Samit Sarkar (he/him) is Polygon’s deputy managing editor. He has more than 15 years of experience covering video games, movies, television, and technology.

After tragedies like the Sandy Hook Elementary School shooting last week, politicians and pundits tend to call out violent media including video games as elements that may play a role in these incidents. But data from 10 countries evinces "no evident, statistical correlation" between a nation's video game spending and its incidence of gun-related homicides, reports The Washington Post's WorldViews blog.

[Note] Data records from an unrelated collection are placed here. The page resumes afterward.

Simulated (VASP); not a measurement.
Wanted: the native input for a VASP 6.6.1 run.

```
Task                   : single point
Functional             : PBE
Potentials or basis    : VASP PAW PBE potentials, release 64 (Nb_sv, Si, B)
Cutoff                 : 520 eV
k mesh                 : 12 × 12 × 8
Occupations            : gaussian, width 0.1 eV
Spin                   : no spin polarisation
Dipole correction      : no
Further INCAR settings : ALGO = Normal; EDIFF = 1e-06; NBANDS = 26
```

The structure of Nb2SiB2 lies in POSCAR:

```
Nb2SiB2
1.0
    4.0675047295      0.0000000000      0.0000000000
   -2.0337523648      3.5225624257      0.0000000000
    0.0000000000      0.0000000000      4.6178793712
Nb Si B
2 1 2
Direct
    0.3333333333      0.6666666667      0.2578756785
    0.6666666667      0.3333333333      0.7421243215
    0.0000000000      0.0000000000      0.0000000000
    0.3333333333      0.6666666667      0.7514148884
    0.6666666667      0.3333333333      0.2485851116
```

The blog compared the spending in the world's 10 largest video game markets — China, the U.S., Germany, Japan, Australia, Canada, the U.K., France, South Korea and the Netherlands — to the average amount of gun-related homicides in those countries, as measured by the United Nations Office on Drugs and Crime. The U.S. came in at number one in the latter category by far, with more than 3 gun-related murders per 100,000 people; the other nine countries came in at 0.5 murders per 100,000 people or less. Here's the graph comparing the two elements:


It's worth noting that the video game numbers account for overall spending, not just sales of video games that could be called violent. And the popularity of games by genre, including violent games such as shooters, varies across the countries in question.

Even so, it appears from the graph that the high incidence of shootings in the U.S. isn't related to the amount of money that the nation spends on video games. The other countries on the list all have much more stringent regulations on civilian ownership of guns, which may account for for their relatively low number of gun-related murders.